#6: We don't mess around (with safety)

So, I realize that the collecting trip looks like it's all fun and leisure ... and it is for the most part; our work is fun work, but with a VERY healthy dose of safety. Today's dives really highlighted the precautions we take when diving. Up until today our dives had been no deeper than 45 ft., but today we found a new dive site. When we swam down and hit bottom our gauges read 77 ft. We were all looking at each other with that "whoa" look on our faces (which looks really different through a dive mask.)

But why does going deeper require more caution? There's something about nitrogen I don't quite understand, but I just spent an hour talking with Captain Lou (a VERY experienced Dive Master) to try and understand why we stop and hang out in one spot for a few minutes on our way to the surface.

Here's my layman's attempt to explain it. The deeper you go, the more pressure is put on your body. Oxygen still moves through your body as you inhale and exhale, but for some reason, nitrogen tends to build up and not flow through your body the way it should. Coming to the surface slowly (a gradual release of pressure on your body) allows your body to gradually reabsorb and release the built up nitrogen.

The deeper you go, the more it builds up, and the more time you should give you body to readjust. If that doesn't make any sense, please do not hold it against Captain Lou, he tried his best to help be understand. On a side note ... We also bring the fish we've collected to the surface very slowly by leaving them in a barrel underwater and slowly raising it onto the boat. Fish have a swim bladder, an air filled sac, that controls their buoyancy in the water. If we bring them to the surface too fast, the air in their swim bladder can expand, causing them to float and tilt to one side. Not good.
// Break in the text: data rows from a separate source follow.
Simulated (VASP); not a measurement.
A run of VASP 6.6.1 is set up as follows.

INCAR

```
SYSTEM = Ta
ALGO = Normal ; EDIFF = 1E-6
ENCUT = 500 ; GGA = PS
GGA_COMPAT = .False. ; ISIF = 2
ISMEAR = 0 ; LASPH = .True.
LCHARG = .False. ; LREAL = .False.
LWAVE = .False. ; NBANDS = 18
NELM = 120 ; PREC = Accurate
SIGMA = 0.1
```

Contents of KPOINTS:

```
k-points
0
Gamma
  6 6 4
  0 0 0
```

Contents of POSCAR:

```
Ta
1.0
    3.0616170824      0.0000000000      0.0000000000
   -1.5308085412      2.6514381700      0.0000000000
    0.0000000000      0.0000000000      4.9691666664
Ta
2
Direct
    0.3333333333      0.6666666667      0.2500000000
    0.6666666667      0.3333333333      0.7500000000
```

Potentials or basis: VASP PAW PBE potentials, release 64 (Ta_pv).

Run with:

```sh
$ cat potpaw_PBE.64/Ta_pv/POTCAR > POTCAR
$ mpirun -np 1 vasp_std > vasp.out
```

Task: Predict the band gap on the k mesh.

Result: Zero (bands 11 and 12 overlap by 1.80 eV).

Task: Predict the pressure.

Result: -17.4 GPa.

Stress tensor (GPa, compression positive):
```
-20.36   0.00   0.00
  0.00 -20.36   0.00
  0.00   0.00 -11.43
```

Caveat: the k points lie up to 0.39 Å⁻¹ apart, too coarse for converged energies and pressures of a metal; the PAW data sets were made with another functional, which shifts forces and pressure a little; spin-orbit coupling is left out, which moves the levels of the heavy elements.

Okay back to safety. I do know this about deeper dives ... it's darker, and you're further from the boat which makes it harder to orient yourself and make sure you haven't strayed too far. When diving at any depth there may also be currents that can cause you to slowly drift away. As a precaution we always dive with a buddy, and we always take a compass reading so you know which direction to swim to get back to the boat.

We also have a safety observer for every dive. The observers job is to watch for anyone coming to the surface in distress. I almost always look distressed when I surface because I'm winded and my mask has usually filled with water, and everyone knows it now, but everyone still checks to make sure I'm okay. That's good safety.